Saturday, January 9, 2010

Diamond Head

"Do you mean to say they could be rounding Diamond Head and you wouldn't know it?" The man who asked this was Husband E. Kimmel, commander in chief of the US Pacific fleet, and he addressed the question to Edwin Layton, his intelligence officer. "They" were the Japanese aircraft carriers, and Diamond Head is a famous mountain peak on the Hawaiian island of Oahu, just 20 kilometres from Pearl Harbour. The date was December 2, 1941. Kaga, Akagi, Hiryu, Soryu, Shokaku and Zuikaku were not off Diamond Head, but they had left port seven days before, to launch an attack that would start a war - and incidentally, bring an inglorious end to Kimmel's career.

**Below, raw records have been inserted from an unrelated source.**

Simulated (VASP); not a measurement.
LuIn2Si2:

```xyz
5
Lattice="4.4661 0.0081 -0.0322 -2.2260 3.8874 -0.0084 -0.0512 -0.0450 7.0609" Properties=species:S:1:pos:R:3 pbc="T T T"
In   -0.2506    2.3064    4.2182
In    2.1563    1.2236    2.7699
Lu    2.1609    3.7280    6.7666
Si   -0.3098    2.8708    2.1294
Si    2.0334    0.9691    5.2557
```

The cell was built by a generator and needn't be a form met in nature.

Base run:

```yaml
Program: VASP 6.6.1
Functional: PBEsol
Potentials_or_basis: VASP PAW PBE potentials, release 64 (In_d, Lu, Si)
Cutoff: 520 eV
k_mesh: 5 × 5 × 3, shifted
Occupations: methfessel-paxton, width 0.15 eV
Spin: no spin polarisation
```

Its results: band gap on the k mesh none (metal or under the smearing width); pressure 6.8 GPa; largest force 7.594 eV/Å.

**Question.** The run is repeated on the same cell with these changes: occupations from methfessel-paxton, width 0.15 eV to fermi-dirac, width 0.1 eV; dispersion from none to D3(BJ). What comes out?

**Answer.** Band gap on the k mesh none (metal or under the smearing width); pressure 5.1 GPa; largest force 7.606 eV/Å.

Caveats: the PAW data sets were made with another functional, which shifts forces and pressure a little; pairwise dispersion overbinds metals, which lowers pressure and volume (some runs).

When that attack came, Kimmel had done nothing to prevent it or blunt its impact, although his question showed that he was not entire unaware of the danger. Intelligence failure is of all times, and when it happens it is common to say, as is done now after the attack in Detroit, that it was a failure to connect the dots. That is a convenient explanation, but it doesn't do any justice to the problem of analysing a diverse collection of bits of information into useful intelligence. In reality, the paper tends to be full of dots, some of them true and some of them false, and the problem is one of selecting the relevant dots and connecting them in the right sequence. Usually the problem cannot be solved by studying all possible combinations, because the number of these is simply too vast, and a method must be devised to create the potentially most useful ones. Even then, every picture that emerges has to be assessed for the probability that it is real. Kimmel, as his question illustrates, did not fail to connect the dots in the correct threatening picture, but he dismissed it as too improbable.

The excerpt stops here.